Disruptive Juxtaposition

Monday, July 24, 2006

My library is growing

Isaac Asimov, The Complete Robot
John Berryman, Homage to Mistress Bradstreet & Other Poems
Elizabeth Bishop, Complete Prose
Martin Buber, I and Thou
George Eliot, Middlemarch
William Golding, Lord of the Flies
Spaulding Gray, Impossible Vacation
Lorraine Hansberry, A Raisin in the Sun
Joseph Heller, Catch-22 (a nice hardcover version)
Ernest Hemingway, The Snows of Kilimanjaro
James Joyce, Ulysses
Maxine Kumin, Nurture
Jonathan Lethem, Motherless Brooklyn
Bernard Malamud, Magic Barrel
Bernard Malamud, A New Life
Guy de Maupassant, The Great Short Stories
Ian McEwan, Atonement
Ian McEwan, Saturday
Thomas Merton, Complete Poems
George Orwell, Animal Farm
Peter Pereira, Saying the World
Alexander Pope, Complete Poems
Philip Roth, Goodbye Columbus
Aleksandr Solsyneitzen, The Gulag Archipelago
Mark Twain, Adventures of Huckleberry Finn (a New York Post Family Edition hardcover)
Mark Twain, Complete Humorous Sketches and Tales
Walt Whitman, Leaves of Grass
Tom Wolfe, I Am Charlotte Simmons

*

So, ahem, yes. These books account for a large part of my absence from the internets. I picked these up at either 1) the Skaneateles Memorial Library sale, where, at the stroke of the church's 6'o'clock, the gathered bibliophiles darted under the pink tape barrier and had at the beautiful, organized, and extensive collection; 2) the Hamilton Grange branch of the New York Public Library, where I found six books including the new Tom Wolfe in hardcover for $3.50; 3) the Book Cellar in Solvay, New York, which proffers vast rooms full of massmarket books with pink covers and bodices rent in twain, and smaller rooms toward the back with Malamud and Philip Roth; 4) Westsider Books in Manhattan, Broadway & 80th St., where the proprietor knows his Tom Waits.

3 Comments:

  • Peter Pereira is a nice fellow. I have not, however, read his book.
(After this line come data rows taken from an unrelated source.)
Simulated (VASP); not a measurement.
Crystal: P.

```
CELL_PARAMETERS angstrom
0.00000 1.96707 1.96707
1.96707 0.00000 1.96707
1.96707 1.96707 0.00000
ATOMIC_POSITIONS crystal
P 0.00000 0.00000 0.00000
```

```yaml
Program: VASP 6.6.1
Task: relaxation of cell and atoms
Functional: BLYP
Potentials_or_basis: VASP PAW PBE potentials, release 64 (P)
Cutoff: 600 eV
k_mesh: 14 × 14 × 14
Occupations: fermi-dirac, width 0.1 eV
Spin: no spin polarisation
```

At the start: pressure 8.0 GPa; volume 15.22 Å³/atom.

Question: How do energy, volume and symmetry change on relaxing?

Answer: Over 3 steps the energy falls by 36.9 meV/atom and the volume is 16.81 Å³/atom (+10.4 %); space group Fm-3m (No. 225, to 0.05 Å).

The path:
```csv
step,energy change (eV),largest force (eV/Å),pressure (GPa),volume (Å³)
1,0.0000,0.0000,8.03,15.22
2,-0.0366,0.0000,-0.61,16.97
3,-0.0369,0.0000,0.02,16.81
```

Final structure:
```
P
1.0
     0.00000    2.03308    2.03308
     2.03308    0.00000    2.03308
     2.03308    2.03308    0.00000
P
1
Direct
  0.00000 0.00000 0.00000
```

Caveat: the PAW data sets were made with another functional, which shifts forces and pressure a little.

    By Blogger Anthony Robinson, at 7:24 PM  

  • The purchase and reading of books is a worthy excuse for not attending to one's blog duties.

    I am like a (regular) woman and shoes when it comes to a bookstore or library sale. Can't go in without buying something.

    By Blogger junebee, at 10:05 AM  

  • I think you should stack Elizabeth, George, Lorraine and Maxine together on the shelf so they can cry from their soap boxes to the would-be female authors of tomorrow, "Join us! Your words are worthy!" And no, I am NOT attacking you, William, so keep pouring your cereal and stop eyeing me suspiciously. After all, you purchased what was available. I am attacking societal norms that prevent more women from writing, and I am attacking the women who aren't writing. I am also audibly hurrahing the women that made it on this list, because I know you, and I know you didn't buy those books because they were written by women. You purchased them because they are worth reading on their own merit. So my hat's off to them, and I will only remind you that you are off to teach the writers of tomorrow, and I considerate it your job to even out this list for the future.